Review: Avengers The Children’s Crusade #5

Published on April 12th, 2011

What a great week for comics!  Throw a stone and you’re likely to hit one ofthe great books that came out this week, like Chew, Ultimate Captain America or Fear Itself.  Another one to add to that list is Avengers: The Children’s Crusade #5.

Reuniting the original creators of the Young Avengers, writer Alan Heinberg and artist Jim Cheung, Avengers: The Children’s Crusade is a mini-series about Marvel’s team of young superheroes, The Young Avengers.  Children’s Crusade has focused largely on Wiccan’s search for his supposed mother, Wanda Maximoff, The Scarlet Witch.  Wiccan and the rest of the ever loyal Young Avengers (with the help of Scarlet Witch’s father, Magneto), have come up against the Avengers and Dr. Doom in their quest to find Wanda.  Last issue heralded the return of the Young Avenger, Iron Lad, who had been gone since the end of the very first Young Avengers story-arc.

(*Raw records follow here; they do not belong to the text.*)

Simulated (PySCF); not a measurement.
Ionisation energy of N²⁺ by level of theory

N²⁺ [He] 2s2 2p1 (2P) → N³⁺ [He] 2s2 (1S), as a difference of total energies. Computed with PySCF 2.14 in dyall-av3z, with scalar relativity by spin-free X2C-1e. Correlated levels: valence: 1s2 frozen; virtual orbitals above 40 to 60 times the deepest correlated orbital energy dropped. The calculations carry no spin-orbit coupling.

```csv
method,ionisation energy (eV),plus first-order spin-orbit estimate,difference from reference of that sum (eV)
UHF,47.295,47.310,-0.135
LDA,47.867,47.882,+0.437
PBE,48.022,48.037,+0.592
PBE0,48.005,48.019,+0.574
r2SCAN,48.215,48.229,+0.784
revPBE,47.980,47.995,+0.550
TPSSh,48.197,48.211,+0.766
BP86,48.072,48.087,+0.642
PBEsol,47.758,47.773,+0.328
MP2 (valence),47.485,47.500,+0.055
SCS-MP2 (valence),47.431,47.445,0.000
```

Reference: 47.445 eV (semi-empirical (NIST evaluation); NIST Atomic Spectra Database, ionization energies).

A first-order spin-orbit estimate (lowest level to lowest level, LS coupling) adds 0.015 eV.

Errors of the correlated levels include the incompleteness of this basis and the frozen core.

Avengers: The Children’s Crusade #5 of 9 picks in the titanic battle with the Avengers, Young Avengers, Magneto, Dr. Doom and his army of Doom-Bots.  There aren’t very clear lines as to who’s fighting who, it’s pretty much one, big melee.  Iron Lad, who has triumphantly returned from the time-stream to help the Young Avengers, quickly gathers his team and whisks them away from the battle (along with the amnesic Wanda) into the time stream.  Their plan is to take Wanda back to the day when she had a nervous breakdown (Avengers: Disassembled) and destroyed half the Avengers, in the hopes that by witnessing it, her memory will return.  But, once they get back to the past, the proverbial shit hits the fan.

The sad thing about Young Avengers is the fact that we get so little of it, and it’s all very far between.  It’s a fantastic team and, when written correctly, the stories we get out of them are really interesting.  Avengers: The Children’s Crusade only seems to come out once every two months, but I realized that I’m grateful for that delay.  It means that this nine issue mini-series will continue for even longer.

Heinberg does really fantastic work with Young Avengers.  He makes every character not only very relatable, but also very unique in personality.  What’s really interesting is to see these young, somewhat untrained and inexperienced heroes dealing with events that could bring the bigger Marvel characters to their knees.  It’s not like classic Teen Titans over at DC, where the kiddie team deals with some lame, castrated villain of the week who’s barely a real threat, the Young Avengers really carry their weight.  Plus, you have to give props to Heinberg for his handling of time travel, which can be a really difficult subject to do well.  At the very least, it’s a ballsy idea, considering how easy it is to screw up.

There really is no artist alive who can do Young Avengers better than Cheung.  He is one of the better artists in comics period, but his young Avengers work is truly second to none.  His work is incredibly detailed, as evidenced by the double page spread on pages two and three, featuring the Avengers and Young Avengers fighting off a horde of Doom-Bots.

If you’re looking for a great book about a really dynamic, modern team, then Avengers: The Children’s Crusade should be just your cup of tea.  Unfortunately though, at this point, it’ll be a bit tough to catch up if you haven’t been reading it regularly and considering the bi-monthly (at best) schedule, the trade paperback probably won’t be out for another year.  Sorry.